By Stephanie Redekop

The mid-twentieth century United States was, American poet Randall Jarrell wrote in 1953, an “age of criticism”: a period in which criticism became the “representative or Archetypal act” of the humanistic intellectual (p. 66). For many of these intellectuals and critics, the essay was the preferred medium of expression.  Phillip Lopate recently identified the period from 1945-1970 as “the Golden Age of the American Essay.” In the decades since, essays have also become “the lingua franca of the American academy,” which developed an increasingly tight affiliation with public intellectual work in the United States after World War II. In other words, intellectual historians of the post-1945 period in the United States often have no choice but to contend with essays in our research. But what does it mean to read essays as evidence?

Because essays are a genre of literary nonfiction, we risk missing important aspects of their cultural work if we only read them for their informational or ideological content without attending to matters of genre, form, and style. For this reason, scholars of the essay offer several insights pertinent to reading essays for the purposes of intellectual history or intellectual biography.

What is an essay? A notoriously fraught and “open” form, Graham Good provides us with a useful working definition: essays are typically short nonfictional prose texts that are “provisional and exploratory, rather than systematic and definitive”; they derive authority from the essayist’s “personality” rather than their formal credentials or technical vocabulary; and their concerns are typically “personal and particular.” Though the essay may appear similar to other nonfictional prose genres, like the article, Robert Atwan argues that the designation of essay is most appropriate  “when the writer’s reflections on a topic become as compelling as the topic itself,” when the piece’s style and methods demonstrate its subject’s complexity or resonance with broader themes. As a result, the essay is itself a complex form that requires literary interpretation; it is not “a straightforward and transparent form of exposition,” but rather an “an enactment of thought and a projection of personality that use[s] language dramatically” (p. xxxvi).

It is these two qualities that may be of particular interest when reading essays for the purposes of intellectual history: essays derive authority from the personality of the essayist, and they present their ideas through a dramatization of thought.

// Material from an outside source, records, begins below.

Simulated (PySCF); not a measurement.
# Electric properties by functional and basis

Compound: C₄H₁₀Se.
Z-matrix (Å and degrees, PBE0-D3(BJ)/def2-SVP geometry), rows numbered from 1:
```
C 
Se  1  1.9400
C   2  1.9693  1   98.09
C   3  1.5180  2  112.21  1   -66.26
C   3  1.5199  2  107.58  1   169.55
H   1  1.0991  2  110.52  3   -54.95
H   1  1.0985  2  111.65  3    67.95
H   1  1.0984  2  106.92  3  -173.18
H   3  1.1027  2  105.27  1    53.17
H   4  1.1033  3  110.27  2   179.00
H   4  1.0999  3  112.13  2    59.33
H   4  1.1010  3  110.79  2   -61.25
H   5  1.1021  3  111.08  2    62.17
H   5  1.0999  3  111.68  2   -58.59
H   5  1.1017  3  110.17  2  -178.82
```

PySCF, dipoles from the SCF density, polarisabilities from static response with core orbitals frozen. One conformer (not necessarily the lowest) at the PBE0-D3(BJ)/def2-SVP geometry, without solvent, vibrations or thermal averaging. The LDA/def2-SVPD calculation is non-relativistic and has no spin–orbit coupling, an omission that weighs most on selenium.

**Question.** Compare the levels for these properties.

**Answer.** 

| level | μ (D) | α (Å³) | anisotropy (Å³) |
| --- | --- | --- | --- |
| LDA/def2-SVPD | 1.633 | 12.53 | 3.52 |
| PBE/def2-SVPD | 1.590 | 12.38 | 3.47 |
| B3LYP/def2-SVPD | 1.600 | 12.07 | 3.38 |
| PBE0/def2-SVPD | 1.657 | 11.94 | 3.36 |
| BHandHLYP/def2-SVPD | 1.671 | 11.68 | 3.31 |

First, understanding the essay as a literary genre means acknowledging that, even though essays are “grounded in the illusion of their artlessness” and offer an impression of candor or transparency, this impression is itself a literary effect. In fact, most essay theorists emphasize that essays derive their authority from the projected personality of the author. Nicole Wallack identifies the “single most important quality of the essay as a literary form” to be the essayist’s “presence” (p. 15). Writers can create this “presence” by including personal experience as evidence, creating a distinctive voice, and establishing a clear point of view (p. 2-6). In other words, an essayist’s presence does not necessarily arise from the use of the first-person; it is also shaped by the their distinctive style, posture, and perspective.

Reading essays with an attention to the writer’s presence can have important interpretive implications. For instance, we might ask: what is the basis of this essayist’s authority? What kinds of knowledge do they represent themselves to have, and what does it mean for them to know? Reading “A Stranger in the Village” by James Baldwin, for example, Wallack asks us to carefully consider Baldwin’s decision to supply personal experience as evidence and to write from a first-person point of view, rather than take these decisions for granted (p. 66). What is at stake in Baldwin’s decision to present potentially abstract concepts in these personal terms? Though Wallack poses this question as a scholar of writing and rhetoric, it bears historical implications as well. Baldwin’s essays frequently establish a collective first-person point of view (“we”), using what Cheryl Wall has called “strategic American exceptionalism” to interrogate the construction of American identity (p. 120). Likewise, in using the form of the personal essay to bring his identity and experience as a Black American to the fore, Baldwin emphasizes the personal impacts of social systems and demonstrates the twentieth-century alignment between freedom and personal identity (p. 16, 21).

Stephen Schryer examines the ways in which mid-twentieth-century essayists writing for William F. Buckley’s National Review construct a rhetorical posture of “anti-intellectual intellectual[ism].” In so doing, Schryer encourages us to consider what strategies a given essayist uses to identify and position themself as a knowledge authority. His attention to stylistic patterns in the self-positioning of National Review essayists such as Hugh Kenner and Joan Didion — including, notably, their maverick sensibility — allows Schryer to untangle the “contradictory strains of elitism and populism” competing within 1960s conservatism. As these scholars demonstrate, the intellectual work of an essay extends beyond the ideas that it describes, and those ideas themselves are shaped by the self-representation of the essayist.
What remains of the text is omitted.